Mega Backdoor Roth Contributions: Powerful Opportunity or Testing Trap?

July 2, 2026

The Mega Backdoor Roth strategy has become one of the most talked-about retirement planning techniques in recent years. Financial publications regularly highlight its potential to help participants contribute far more than the standard deferral limits allow. 


However, while the strategy can be extremely valuable, an important limitation is often overlooked: due to nondiscrimination testing requirements, some employer-sponsored retirement plans may prevent certain participants from taking full advantage of it. Before assuming a Mega Backdoor Roth will work in your plan, it is important to understand how the strategy operates—and where it can run into trouble. 

What Is a Mega Backdoor Roth? 


Most retirement plan participants are familiar with 401(k) deferrals, both pre-tax and Roth, and the standard (combined) limit. Participants can contribute up to the limit annually, plus any applicable catch-up contributions. 
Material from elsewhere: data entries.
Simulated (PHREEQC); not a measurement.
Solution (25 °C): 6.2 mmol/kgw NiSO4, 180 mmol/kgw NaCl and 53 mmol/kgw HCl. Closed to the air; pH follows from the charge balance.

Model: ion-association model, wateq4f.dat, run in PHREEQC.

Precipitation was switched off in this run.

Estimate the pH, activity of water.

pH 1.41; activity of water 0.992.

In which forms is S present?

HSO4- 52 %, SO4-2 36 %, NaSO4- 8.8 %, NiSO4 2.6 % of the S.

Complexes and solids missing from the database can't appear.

For 2026, subject to any specific plan limitations, 401(k) participants can elect to put away $24,500*, plus: 


  • $8,000 (age 50+ catch-up contribution), or 
  • $11,250 (age 60-63 catch-up contribution) 


(*Deferral limits change each year. Click here for the most recent limits.) 


Above, beyond, and including the annual 401(k) deferral limit, there is a lesser- known limit, called the Annual Additions Limit; that dollar figure is the maximum that can be allocated to a participant's account each year from all sources combined. For 2026, that amount is $72,000. 


Generally, the space between the $24,500 employee deferral figure mentioned above and the $72,000 Annual Additions Limit is for employer contributions, including employer matching, Safe Harbor, and profit-sharing contributions. However, there is one exception when participants can contribute if their Plan allows: voluntary after-tax contributions. 

 

Depending upon how much their employer has contributed, participants may contribute additional after-tax dollars, up to the Annual Additions limit. They can then convert those contributions to Roth status, if the plan allows for in-plan Roth conversions. 

 

This has become known as a "Mega Backdoor Roth": “Mega”, because the amount that can be saved through this strategy is much higher than in a similar IRA strategy. “Backdoor”, due to conversion from after-tax contributions to Roth. 


An Example 


Suppose one year a participant puts away $24,500 in 401(k) deferrals and receives $4,500 in employer matching contributions, totaling $29,000 in retirement savings for the year. 


Under the Total Defined Contribution limit rules, they would still be able to put away an additional $43,000 in after-tax contributions before reaching the $72,000 overall limit. Those after-tax contributions can then be converted to Roth via in-plan Roth conversions, allowing future earnings to potentially grow tax-free. 


Why Roth Contributions Are So Attractive 


The appeal is straightforward: Once assets are successfully converted to Roth status, future qualified distributions—including investment earnings—generally can be received tax-free. 


For participants who expect substantial investment growth over many years, the long-term tax savings can be significant. 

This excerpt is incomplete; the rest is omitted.